JUST ANOTHER CERTIFICATE?
In September 2007, Princeton University launched what it hailed as “the largest, most extensive effort in the country to educate students about the important role that translation plays across academic fields and in cultural understanding.” We check it out.
By Stafford Hemmer
Officially, as News at Princeton reports, the Program in Translation and Intercultural Communication seeks to “allow students to develop skills in language use and in the understanding of cultural and disciplinary difference. Translation across languages allows access to issues of intercultural differences, and the program will encourage its students to think about the complexity of communicating across cultures, nations, and linguistic borders.”
Certificate, certified—and totally certifiable
In the blush of its novelty, Sandra Bermann, chair of Princeton’s Comparative Literature department and a member of the program’s Executive Committee, eagerly elucidates that “words like democracy or constitution mean different things in different parts of the world,” reflecting the optimism of yet another translation certificate program to arise in American academia. “Certificate” and “Certified” also mean different things in different parts of the world, too.
In order to call oneself a “translator” in a country like Germany, for example, one is required to study the discipline at a University and/or pass certification examinations administered by the state or federal government. In the USA, by contrast, no such government-sanctioned qualifying body can recognize a “certified translator” who can offer “certified translations.” It falls upon many US-based translators to educate clients about what constitutes certification, and even then, fellow translators have still had to ask each other—more than once on the NCTA list, for example—”How do I certify a translation?” A not-insignificant concern when dealing with clients who need transcripts, diplomas, immigration documents, divorce decrees translated … you get the picture.
Certainly the ATA imprimatur is a powerful endorsement, despite the deserved criticisms about the quality, nature, and prevarication of its testing practices. Still, ATA is merely a private, non-profit organization, acting on its own interests and on behalf of its members. A truly objective, government-run certifying body, administering U.S., or better yet, international, standards, is woefully absent in this country.
What about that Berkeley program?
To those of us NCTA members who graduated from the now defunct Certificate in Translation and Interpretation Studies Program offered by the University of California at Berkeley (through its Extension campus), whether as students, instructors, administrators, or conspirators, the philosophy, approach, structure—and optimism—behind the new Princeton program is hauntingly familiar. Princeton’s curriculum lends itself to ready comparison with that of Berkeley/Extension. For Princeton undergraduates already proficient in at least one foreign language, the newly christened “Program in Translation and Intercultural Communication” brings the art of translation to the plethora of disciplines represented by the 17 departments involved in the program. Berkeley’s students, who demonstrated their language proficiency upon application, benefitted from a program structured by professionals in the fields of both translation and interpretation, along with a renowned university’s staff and administration representing diverse fields of study.
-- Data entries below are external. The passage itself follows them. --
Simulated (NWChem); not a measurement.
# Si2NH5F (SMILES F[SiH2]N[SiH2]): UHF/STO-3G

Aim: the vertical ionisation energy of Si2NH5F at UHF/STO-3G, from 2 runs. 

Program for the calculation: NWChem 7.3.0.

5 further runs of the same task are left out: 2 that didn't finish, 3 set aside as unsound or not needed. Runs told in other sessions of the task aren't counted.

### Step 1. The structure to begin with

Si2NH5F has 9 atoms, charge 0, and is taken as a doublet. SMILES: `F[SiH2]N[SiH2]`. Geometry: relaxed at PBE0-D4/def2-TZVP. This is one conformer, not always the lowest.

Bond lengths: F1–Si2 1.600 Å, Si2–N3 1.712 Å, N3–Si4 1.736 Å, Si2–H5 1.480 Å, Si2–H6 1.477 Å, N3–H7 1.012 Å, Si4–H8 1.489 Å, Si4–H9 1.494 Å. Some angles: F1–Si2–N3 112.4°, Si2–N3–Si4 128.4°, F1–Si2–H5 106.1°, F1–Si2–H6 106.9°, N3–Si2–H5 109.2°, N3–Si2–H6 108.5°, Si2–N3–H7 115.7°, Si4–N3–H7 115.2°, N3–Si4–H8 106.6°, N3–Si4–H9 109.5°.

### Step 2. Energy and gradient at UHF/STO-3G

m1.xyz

Like Berkeley, Princeton offers a two-year program which began this fall with one of two core courses entitled “Thinking Translation: Language Transfer and Cultural Communication” (also called “Issues in Translation”), followed, in the succeeding semester, by the collective “Senior Seminar in Translation and Intercultural Communications.” Berkeley’s infamous first semester “Survey of Linguistics” managed to weed out just under a third of the first cohort’s initial 66 participants. The seemingly directionless second-semester course did little for student retention. This drop-out rate is unlikely to happen at Princeton, because that program is not designed for adults seeking continuing education credentials on top of their busy home and work lives, but instead for current undergraduates (mostly juniors and seniors) who are complementing their degrees in the humanities, sciences, or engineering.
The rest of the program also resembles Berkeley’s program structure: in the second year, the Princeton students gradually refine their course of study first by selecting from a menu of courses in “Translation Practice”—such as “Cultures and Critical Translation”—followed by a final semester of additional, pre-approved electives that are likely to be language- and discipline-specific. And, just as with the Berkeley program, the Princeton undergrads complete the program after submitting a “Senior Thesis.” One other requirement of the Princeton program is that participants must spend between six weeks to one year abroad, whereas most of Berkeley’s enrollees had already studied abroad when they themselves were undergraduates, or lived abroad when they were being raised.
So what happened?
There are important differences between both Princeton and Berkeley that augur well for Princeton’s future. The reasons for Berkeley’s past are too complex to cover here. Princeton runs an executive committee of department members or chairs. Berkeley’s program was ultimately controlled by the Board of Regents for the University of California—making it virtually impossible for administrators to respond to important program changes or student demands, simply because they could get not get on the Regents’ quarterly meeting agenda.
The Princeton program also offers the structured environment of an undergraduate setting, with students eager to succeed, whereas the Berkeley program had to be fit in with the responsibilities of work, family, and the rest of everyday post-graduate, real-world living. It was frustrating to see so many Berkeley students who held immense potential to be so discouraged for a number of reasons—whether they had been out of college for too long, whether they had to commute three hours each way for class twice a week, or whether they were simply enraged at the administration’s inability to advocate for the changes the program needed. The program was terminated in 2002, after graduating a mere three cohorts. May Princeton enjoy a greater success.